Title: GE Money Bank v. Belinda Marek (In re Marek) | Date: May-10-2006 | Status: UNPUBLISHED (Judge Clark) | Case(s): 05-02766
Creditor filed adversary to have creditor's debt excepted from discharge under § 523(a)(2), but filed the adversary proceeding after debtor had been issued a discharge and after debtor's case had been closed. Creditor served a summons and complaint upon debtor after closure of Debtor's case as well. Debtor did not file an answer to the summons and complaint or otherwise defend. Creditor submitted an application for default judgment and the matter came before the court on hearing. Creditor argues that under Knotrick v. Ryan, 540 U.S. 443 (2004). Creditor is entitled to a default judgment because Debtor failed to assert Creditor's late filing of the adversary proceeding as an affirmative defense. Creditor argued that service upon Debtor was effective because the debtor is an individual and that service upon individuals is governed by F.R.B.P. 7004(b)(1). The Court held that service of process upon a debtor is governed by Rule 7004(b)(9) rather than Rule 7004(b)(1), that Creditor's service upon the Debtor was ineffective because the Debtor's case was closed at the time that Debtor was served with the summons and complaint, and that Creditor must reopen debtor's case in order to effectuate service of process upon the Debtor under Rule 7004(b)(9).
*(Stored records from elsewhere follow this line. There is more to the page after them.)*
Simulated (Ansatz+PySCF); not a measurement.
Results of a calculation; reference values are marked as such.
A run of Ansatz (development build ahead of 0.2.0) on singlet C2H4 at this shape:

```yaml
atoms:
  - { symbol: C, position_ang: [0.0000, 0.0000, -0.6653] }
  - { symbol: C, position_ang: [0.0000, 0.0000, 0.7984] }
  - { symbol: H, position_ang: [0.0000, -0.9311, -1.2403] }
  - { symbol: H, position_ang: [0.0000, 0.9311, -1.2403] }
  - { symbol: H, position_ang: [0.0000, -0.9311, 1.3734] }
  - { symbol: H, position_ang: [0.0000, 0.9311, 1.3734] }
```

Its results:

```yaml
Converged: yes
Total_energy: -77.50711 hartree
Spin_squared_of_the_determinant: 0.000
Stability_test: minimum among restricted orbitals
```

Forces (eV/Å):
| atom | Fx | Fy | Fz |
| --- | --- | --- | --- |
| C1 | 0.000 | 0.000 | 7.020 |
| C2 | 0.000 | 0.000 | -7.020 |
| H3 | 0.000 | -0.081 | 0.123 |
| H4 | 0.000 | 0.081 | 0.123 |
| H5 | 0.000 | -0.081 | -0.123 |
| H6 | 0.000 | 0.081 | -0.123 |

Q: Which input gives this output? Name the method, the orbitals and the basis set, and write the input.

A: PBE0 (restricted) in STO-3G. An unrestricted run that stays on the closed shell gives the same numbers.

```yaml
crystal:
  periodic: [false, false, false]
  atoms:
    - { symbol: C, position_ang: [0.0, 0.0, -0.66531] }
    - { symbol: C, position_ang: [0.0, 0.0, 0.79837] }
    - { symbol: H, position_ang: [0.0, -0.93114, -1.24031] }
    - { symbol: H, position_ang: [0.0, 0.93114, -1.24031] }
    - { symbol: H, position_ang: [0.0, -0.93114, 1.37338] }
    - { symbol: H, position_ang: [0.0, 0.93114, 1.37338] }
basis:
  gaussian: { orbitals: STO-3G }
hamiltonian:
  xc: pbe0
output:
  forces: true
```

Title: In re Beckstead | Date: Apr-26-2006 | Status: UNPUBLISHED (Judge Thurman) | Case(s): 05-35213
The Court was called upon to determine whether a real estate commission was property of the estate and if so, whether it was exempt. One of the Debtors in this case was employed as a real estate agent under the supervision of her principal broker. Before filing for chapter 7 bankruptcy relief, the Debtor produced buyers to certain sellers, who were ready, willing and able to purchase the sellers' real property. The Debtor, acting as a real estate agent, performed the bulk of her services before the filing of the Debtor's case. The sale did not close until after the Debtor filed this bankruptcy case. Upon reciept of the commission from the sale, the Debtors amended their statements and schedules to include the commission and claimed an exemption for 75% of the commission under Utah R. Civ. P. 64D. The chapter 7 trustee assigned to the Debtors' case objected to their claimed exemption, arguing that a commission is not subject to an exemption under Rule 64D.The Court first held that under Utah law the commission is property of the estate because the Debtor had an agreement with her broker that she was entitled to a commission whenever the broker became entitled to its commission. Under Utah law a broker is entitled to a commission when the broker presents a seller with a buyer who is ready, willing and able to purchase the property at issue, regardless of whether the sale actual goes to completion. Because the broker was entitled to collect its commission before the Debtor filed for bankruptcy relief, so too was the Debtor entitled to collect the commission. Thus, the Court concluded that the commission was property of the estate.The Court also held that under Utah law a commission is subject to an exemption under Rule 64D. The Court reached this conclusion by considering the language and history of Rule 64D, applying Utah rules of statutory construction.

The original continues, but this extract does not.